Forty years ago, the shop was at the top of its game. But during the ’90s, as computers became more affordable, fewer customers bought typewriters or needed them repaired. Many typewriter stores went out of business. Berkeley Typewriter laid off some staff and managed to remain open by offering services like printer, photocopier and fax repair. Banuelos is the store’s only remaining technician who knows how to fix typewriters. He never learned how to type on a computer and for a time he worried that the typewriter industry would soon disappear.
He was wrong. In the last few years, both typewriter sales and repairs have increased at the store. Berkeley Typewriter experienced an increase in overall sales in 2011, moving about two or three a week. It’s not like the olden days, Banuelos said, but it’s enough.
Most of the typewriters that he sells or takes in are manual machines made between the early 1900s and the 1960s. The dozen or so brands displayed in Banuelos’ front window read like a row of multicolored tombstones: Royal, Remington, Underwood, Smith-Corona, Olivetti, Corona, Adler, Oliver.
Banuelos, who started working at the store 44 years ago, when he was in high school, isn’t surprised by the recent bump in interest. Typewriters are beautiful objects, he said. People want to buy them.

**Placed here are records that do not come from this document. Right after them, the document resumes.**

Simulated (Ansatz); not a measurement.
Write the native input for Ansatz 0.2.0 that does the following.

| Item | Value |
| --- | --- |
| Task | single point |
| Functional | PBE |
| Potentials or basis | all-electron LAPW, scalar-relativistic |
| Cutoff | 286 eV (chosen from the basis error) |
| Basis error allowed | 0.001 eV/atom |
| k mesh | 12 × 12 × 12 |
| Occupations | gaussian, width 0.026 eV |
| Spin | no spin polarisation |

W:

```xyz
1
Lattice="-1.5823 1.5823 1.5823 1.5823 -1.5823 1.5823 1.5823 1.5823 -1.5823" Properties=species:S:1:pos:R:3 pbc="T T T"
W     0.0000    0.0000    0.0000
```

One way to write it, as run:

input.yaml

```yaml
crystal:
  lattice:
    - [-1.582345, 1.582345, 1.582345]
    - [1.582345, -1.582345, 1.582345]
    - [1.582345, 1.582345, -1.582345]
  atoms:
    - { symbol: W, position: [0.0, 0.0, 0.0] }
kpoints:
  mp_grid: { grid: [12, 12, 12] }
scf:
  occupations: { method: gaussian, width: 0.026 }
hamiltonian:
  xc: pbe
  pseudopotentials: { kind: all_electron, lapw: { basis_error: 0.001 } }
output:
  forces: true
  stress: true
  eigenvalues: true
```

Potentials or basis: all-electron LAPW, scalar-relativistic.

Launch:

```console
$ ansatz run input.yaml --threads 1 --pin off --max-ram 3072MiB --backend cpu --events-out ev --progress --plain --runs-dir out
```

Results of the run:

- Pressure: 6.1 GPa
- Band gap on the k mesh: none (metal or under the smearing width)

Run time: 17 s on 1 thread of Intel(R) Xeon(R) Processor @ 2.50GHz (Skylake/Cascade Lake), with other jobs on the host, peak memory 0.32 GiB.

“We have customers all the time,” he said. “[It’s] somebody’s birthday, somebody’s anniversary, or somebody in love with a young boyfriend.” To want a typewriter, you have to be a bit of a romantic, he added, “and besides, they’re cool.” They can also be a relief from computers and the distractions of the Internet. “They want a machine that has to be old, unique and nice,” Banuelos said. “Why? Because of this. The click, click, click. They want that.”
Some customers bought machines years ago and still come in for repairs. Others used one when they were young and are nostalgic. But most of the customers are typewriter newbies, many of them in their 20s. Typewriters are never going to be a home or office mainstay again, but they’ve found new fans among hipsters who are repurposing them for the digital age.